First time making a fixed blade knife, using the stock removal method with O-1 Tool steel. I have been grinding and filing it for probably 12 hours now, and was wondering how do I know when its time to heat treat it? thanks
 
You want to leave the edge about the thickness of a dime so that the edge doesn't warp when it gets quenched. The more you get done before its hard the easier it is to work with. Once its hard you will put the final finish on it which will remove scale formed during heat treat. There is the shop talk section of the forums where you will probably get better answers.
 
Read the sticky threads on top of this forum. There is a ton of info.
 
Hello,

First time making a fixed blade knife, using the stock removal method with O-1 Tool steel. I have been grinding and filing it for probably 12 hours now, and was wondering how do I know when its time to heat treat it? thanks

When your fingers are crippled and permanently bent to grip a file is often times good enough. ;-)

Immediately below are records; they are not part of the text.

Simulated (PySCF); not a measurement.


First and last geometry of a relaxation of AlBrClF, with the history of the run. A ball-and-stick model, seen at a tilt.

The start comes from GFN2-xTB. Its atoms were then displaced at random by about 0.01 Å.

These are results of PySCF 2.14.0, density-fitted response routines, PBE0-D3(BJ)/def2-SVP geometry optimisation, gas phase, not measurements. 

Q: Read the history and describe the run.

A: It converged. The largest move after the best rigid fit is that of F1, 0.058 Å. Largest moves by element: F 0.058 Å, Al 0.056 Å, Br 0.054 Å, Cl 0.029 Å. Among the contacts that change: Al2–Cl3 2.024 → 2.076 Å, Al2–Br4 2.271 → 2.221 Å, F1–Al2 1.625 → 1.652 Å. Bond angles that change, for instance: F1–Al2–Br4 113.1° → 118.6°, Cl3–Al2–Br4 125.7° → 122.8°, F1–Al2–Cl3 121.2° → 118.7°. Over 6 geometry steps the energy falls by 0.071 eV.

A better answer is "It depends." If you're making a necker with a a 1.5" blade then 12 hours of filing may be overkill. If you're making some sort of huge knife then 12 hours may not be out of place.

You stated that you've been grinding and filing for approximately 12 hours. This means you haven't yet begun to use sand paper. That should be good for another 12 hours. ;-)

- Paul Meske, Wisconsin
 
basically when it's done. You're edge will be missing the actual edge and will still have a bit extra over that but not a lot. The shape is done, everything's smooth and clean. It doesn't need a super fine finish, but a 120-220 grit finish helps reduce how much you have to do after HT and makes it easier to see problems before they're a lot tougher to remove.

My last half dozen knives have been taken a lot closer to done before HT than I did in the past, and it's definitely made my life easier. My time from taking a heat treated knife to ready to mail has been cut drastically along with far less sandpaper used, fewer belts worn out and an overall increase in productivity. For obvious reasons, steel's easier to work before it's hardened. A scratch heat treated just like the higher surfaces, so now you've got to grind all that extra steel, now hardened, to get below the scratched point PLUS clear off the decarb layer at its base. trust me, as someone who used to be insufficiently anal before HT, it's easier and faster to do the work first and just be cleaning up the results of the HT after.
 
If you're using flat ground O1 and doing stock removal, you are going to wind up with an essentially stress-free knife after you've shaped it. (If you had forged it, you would have obviously stressed the metal through your various manipulations.)

As your piece is (essentially) stress-free, you probably don't need to keep the edge so thick before you heat treat it. I differ from the standard approach in this, but I've made several knives out of O1 by stock removal, and I've never had any appreciable warping out of the quench. I form the blade and even go so far as to actually sharpen it up to 1000 grit (on stones) *before* I heat treat. It's a heck of a lot easier to remove metal when your stock is annealed than it is after. The blade has been hardened and tempered.

After HT, it's relatively easy to scrub off the quench-crud and proceed with the sharpening and polishing.

Now, having said all that, I would recommend doing it the way "everyone else" does it, THEN try it this way. I don't want to be responsible for you messing up your first blade :)
 
Read the sticky "How to instructions for making a knife" and use the conventional approach, leaving some thickness on the edge before HT. Stacy describes the process in detail in the sticky.
 
Thanks for the tips everyone! It's a 12in, 1/4in thick piece. I'm duplicating the beck survival knife, made famous from the movie the hunted. I started with 100 grit paper and will b switching to 220 shortly before HT.
 
220 leaves an acceptable finnish, but going finer might be what you're after.
A 600 gritt going from the ricasso to tip will be a good one.